Hitting the target: Solarcentury chairman, Jeremy Leggett, has called on the government to outline how it plans to achieve a PV capacity target of 22GW by 2020

Jeremy Leggett, Solarcentury has commented on the latest PV installation figures from the Department for Energy and Climate Change (DECC) which show a sharp drop in the total amount of PV installed since the latest cuts to the Feed-in Tariff (FiT) on 1 April.

Writing on Jeremy Leggett’s Triple Crunch Log (www.jeremyleggett.net), the chairman and founder of Solarcentury said: “The heat’s totally gone out of the market. It’s not just about the Feed-in Tariff but the government has succeeded in confusing people and making them lose interest in solar power. They’ve done a great job in stuffing the embryonic industry.”

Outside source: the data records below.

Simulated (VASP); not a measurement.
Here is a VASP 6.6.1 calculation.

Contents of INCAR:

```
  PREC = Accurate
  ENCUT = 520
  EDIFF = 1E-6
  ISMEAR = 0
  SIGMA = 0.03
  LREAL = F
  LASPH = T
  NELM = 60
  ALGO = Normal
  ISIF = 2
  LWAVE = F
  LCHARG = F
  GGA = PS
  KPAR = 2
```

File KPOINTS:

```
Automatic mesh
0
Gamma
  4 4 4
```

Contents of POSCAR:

Leggett said the government should draw up a roadmap to help the industry achieve DECC’s stated goal of delivering 22GW of solar capacity by 2020. “We could help them draw up a roadmap. Surely they must at least now be minded to have a rethink of their policies. The nuclear ship is going down in the UK and they must have realised that the next question is about where the clean energy is going to come from. Or are they going to listen to the new carbon industries who think we can ‘frack’ our way to energy independence?”~

Statistics compiled by DECC show a weekly average of less than 2MW installed during the first half of April following the introduction of EPC requirements, a multi-installation tariff and lower FiT rates. This compares starkly with March figures which show a weekly average of 32MW.

There was a rise in figures prior to the government’s Feed-in Tariff deadline of December 12 and again following Supreme Court’s ruling that the government acted illegally in setting its December cut off meaning that all installations registered before March 3 would qualify for the old tariff.

Another surge in activity occurred in the run up to 1 April prior to the introduction of the multi-installation tariff and there was also a rush to beat the new requirement for an energy performance rating of at least D.